Trim fat from meat of your choice.
In a large heavy pan over medium heat, place meat; cover with water. Add cider vinegar, whole cloves, allspice, and bay leaf. Simmer approximately 2 hours or until the meat is tender and falls apart. Remove from heat and refrigerate meat in cooking liquid overnight.
Remove from refrigerator and remove meat from liquid. Remove all fat from top of liquid; discarding the liquid. Separate meat from bones, discard bones. Chop cooked meat into small cubes.
In a large pot, combine meat cubes, suet, apple cider, beef broth, apples, raisins, currants, citron, cloves, cinnamon, nutmeg, allspice, and brown sugar. Over medium heat, let mixture come just to a low boil; reduce heat to low and let simmer until the apples are cooked. Remove from heat and add rum or Applejack brandy and mix together.
Variation: For a wonderful flavor boost, zest and juice 2 to 3 lemons and 2 orange. Add to mince before bringing to a boil.
It’s best to let mincemeat stand at least a couple of weeks before using. I store mine in the refrigerator. Freeze in air-tight containers for longer storage.
Preheat oven to 425 degrees F. Prepare pie pastry.
In a large bowl, lightly toss the sliced apples with a little flour and cinnamon. Spread the apple mixture over the bottom of the pastry-lined plate. Dot with butter. Spoon prepared mincemeat over the top. Add additional rum or brandy to your taste. Cover with remaining pastry and flute. Cut slits in pastry so steam can escape. Cover edge with aluminum foil to prevent excessive browning.
NOTE: I think my great grandma added the apples to stretch the mincemeat supply. Non-mince lovers absolutely love this pie. The only downfall of making this pie so delectable that the pie doesn't last as long!
Bake pie approximately 40 to 50 minutes or until crust is lightly browned. Remove aluminum foil during last 15 minutes of baking. Remove from oven and cool on awire rack before cutting and serving.

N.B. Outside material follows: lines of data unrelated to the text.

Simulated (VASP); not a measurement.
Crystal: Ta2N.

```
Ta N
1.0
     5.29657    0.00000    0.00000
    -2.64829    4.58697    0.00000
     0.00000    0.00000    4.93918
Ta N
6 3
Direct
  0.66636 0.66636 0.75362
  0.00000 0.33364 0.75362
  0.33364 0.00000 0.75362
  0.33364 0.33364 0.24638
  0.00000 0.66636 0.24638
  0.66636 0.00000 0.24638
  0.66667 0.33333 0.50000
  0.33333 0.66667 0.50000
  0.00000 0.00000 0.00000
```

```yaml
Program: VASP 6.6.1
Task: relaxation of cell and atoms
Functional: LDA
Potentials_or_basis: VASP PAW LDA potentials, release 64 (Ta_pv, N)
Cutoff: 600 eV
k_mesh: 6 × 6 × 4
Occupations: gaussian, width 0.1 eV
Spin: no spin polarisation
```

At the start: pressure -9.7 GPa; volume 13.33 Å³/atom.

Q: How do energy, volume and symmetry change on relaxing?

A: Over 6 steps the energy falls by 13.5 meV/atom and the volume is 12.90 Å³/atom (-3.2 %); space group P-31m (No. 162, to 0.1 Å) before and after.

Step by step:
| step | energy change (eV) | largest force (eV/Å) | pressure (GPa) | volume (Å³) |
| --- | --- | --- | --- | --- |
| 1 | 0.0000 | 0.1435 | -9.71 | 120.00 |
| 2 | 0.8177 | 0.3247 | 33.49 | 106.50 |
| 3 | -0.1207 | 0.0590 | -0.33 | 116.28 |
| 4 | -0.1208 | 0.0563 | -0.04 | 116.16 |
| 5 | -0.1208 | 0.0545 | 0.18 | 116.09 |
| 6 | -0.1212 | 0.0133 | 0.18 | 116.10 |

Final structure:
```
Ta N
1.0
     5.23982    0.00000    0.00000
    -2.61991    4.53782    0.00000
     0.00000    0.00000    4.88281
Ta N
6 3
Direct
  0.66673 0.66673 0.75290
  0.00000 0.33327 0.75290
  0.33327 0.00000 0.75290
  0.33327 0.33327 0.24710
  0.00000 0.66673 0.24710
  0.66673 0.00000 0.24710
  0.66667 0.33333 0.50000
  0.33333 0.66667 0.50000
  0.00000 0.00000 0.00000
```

Serve warm or at room temperature.
Makes 8 servings.
* Suet is a solid while animal fat. The best Suet comes from the fat that grows around the kidneys in cows and sheep. You can purchase packages of suet from your local butcher or from the meat department of your local grocery store. It then needs to be coarsely grated to make it ready to use. It also must be kept refrigerated prior to use and used within a few days of purchase, just like meat. You can also substite lard, shortening, butter, or bacon fat.